In a little over a week, I will see Ahamed again after being apart since June 20th. We both left Montpellier the same day, and said goodbye at the airport. My plane to Paris was before his, but it didn’t feel like one of us was leaving the other – we were both going home for the summer.
When I had to say goodbye to Ahamed for the first time, in July 2004, I was the one leaving. He came up to Paris with me and we spent two nights there. It was Bastille Day and we could see the fighter jets doing their air show in the strip of sky above our hotel, although we didn’t make it to the Champs Elysées that morning for the parade and a glimpse of Chirac. The night before our respective flights (his back to Montpellier and a stifling summer in a university dorm room, mine back to North Carolina and a summer full of family and activity), we walked back from the Arc de Triomphe along the Champs Elysées. I’d seen both of these sites before, but it was Ahamed’s, the native Frenchman’s, first time in Paris. One of the worst humiliations must be to cry in public, but I couldn’t help it – I was just so frightened of being away from him. That’s what it was – absolute terror. I was terrified that I would get home after those eight hours of flight and need Ahamed when there would be no way for him to come to me.
I’ve only seen my boyfriend cry once. It was the night before we left for those two days in Paris, before going to sleep in his narrow dorm bed in Montpellier. I was crying about leaving, not for the first time, and all of a sudden the tears were running down his face too. It only lasted about 15 seconds, but it was enough of a shock to get me to stop weeping and try to comfort him instead of the other way around. It was the first time I’d seen him cry, and he hasn’t since.
We were apart for about five months, that first time, while I finished my last semester of college. At a certain point, sitting alone in my little apartment in Chapel Hill, I just couldn’t face another semester. The next day I went to see my advisor and put in a request for early graduation – and bought a ticket from expedia.com. I left for Montpellier the day after my last exam in December.
Although it seems unbelievable as I write it now, we talked on the phone almost every day of those five months. Sometimes twice a day. I’ve never calculated the combined cost of his phone cards and my 10-10-987 use, but I’m ashamed to admit to so much money spent. I used to cry sometimes on the phone to him, which I regret – it must feel awful to be too far away from someone to be able to comfort her the way you want to.

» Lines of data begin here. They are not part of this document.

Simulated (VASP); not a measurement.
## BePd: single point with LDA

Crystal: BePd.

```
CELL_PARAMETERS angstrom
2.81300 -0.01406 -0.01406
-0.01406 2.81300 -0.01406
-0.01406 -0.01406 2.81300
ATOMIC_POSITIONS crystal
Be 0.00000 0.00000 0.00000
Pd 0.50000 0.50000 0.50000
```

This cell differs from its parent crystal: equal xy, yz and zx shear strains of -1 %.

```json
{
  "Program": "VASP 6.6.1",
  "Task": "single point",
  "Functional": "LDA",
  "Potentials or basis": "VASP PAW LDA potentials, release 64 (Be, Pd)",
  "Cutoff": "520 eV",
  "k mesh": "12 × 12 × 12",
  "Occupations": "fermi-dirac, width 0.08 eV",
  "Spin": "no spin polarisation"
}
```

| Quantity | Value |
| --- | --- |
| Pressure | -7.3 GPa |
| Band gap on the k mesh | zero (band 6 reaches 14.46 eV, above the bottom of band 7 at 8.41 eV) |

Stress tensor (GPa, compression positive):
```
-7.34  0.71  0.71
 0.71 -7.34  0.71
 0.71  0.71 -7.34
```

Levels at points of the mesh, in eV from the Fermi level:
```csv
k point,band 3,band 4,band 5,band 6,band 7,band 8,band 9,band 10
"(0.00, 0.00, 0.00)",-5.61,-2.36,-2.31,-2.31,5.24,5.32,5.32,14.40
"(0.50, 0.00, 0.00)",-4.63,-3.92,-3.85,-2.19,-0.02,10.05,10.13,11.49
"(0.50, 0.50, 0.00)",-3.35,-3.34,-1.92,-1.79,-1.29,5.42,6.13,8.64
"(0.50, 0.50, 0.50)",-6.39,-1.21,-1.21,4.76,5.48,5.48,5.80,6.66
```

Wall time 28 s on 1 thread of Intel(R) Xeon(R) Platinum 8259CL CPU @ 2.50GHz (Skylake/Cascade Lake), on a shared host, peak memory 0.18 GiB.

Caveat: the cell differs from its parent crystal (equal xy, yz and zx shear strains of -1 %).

This summer I’ve gotten teary-eyed while talking to Ahamed (we’re now down to talking every other day), but not from missing him. They’ve been tears of PMS-induced rage and frustration, or tears about something as idiotic as him not complimenting me on a photo I sent over the internet.
I don’t miss him the way I used to. The first night back in my parents’ house, that summer of 2004, I lay in my bed and couldn’t adjust to the feeling of him not lying next to me. While I’m looking forward to lying beside him again, I don’t have that amputated feeling anymore.
I don’t know whether I should feel reassured or worried about this change in our relationship. I love him and I want to be with him, but I can bear to be away from him too. It will be three years soon that we’ve been together – I heard somewhere that three years is the average lifespan for love. I told Ahamed this, and he laughed. But somehow I want to miss him in that raw, terrifying way when we're apart– and I want him to miss me like that again too.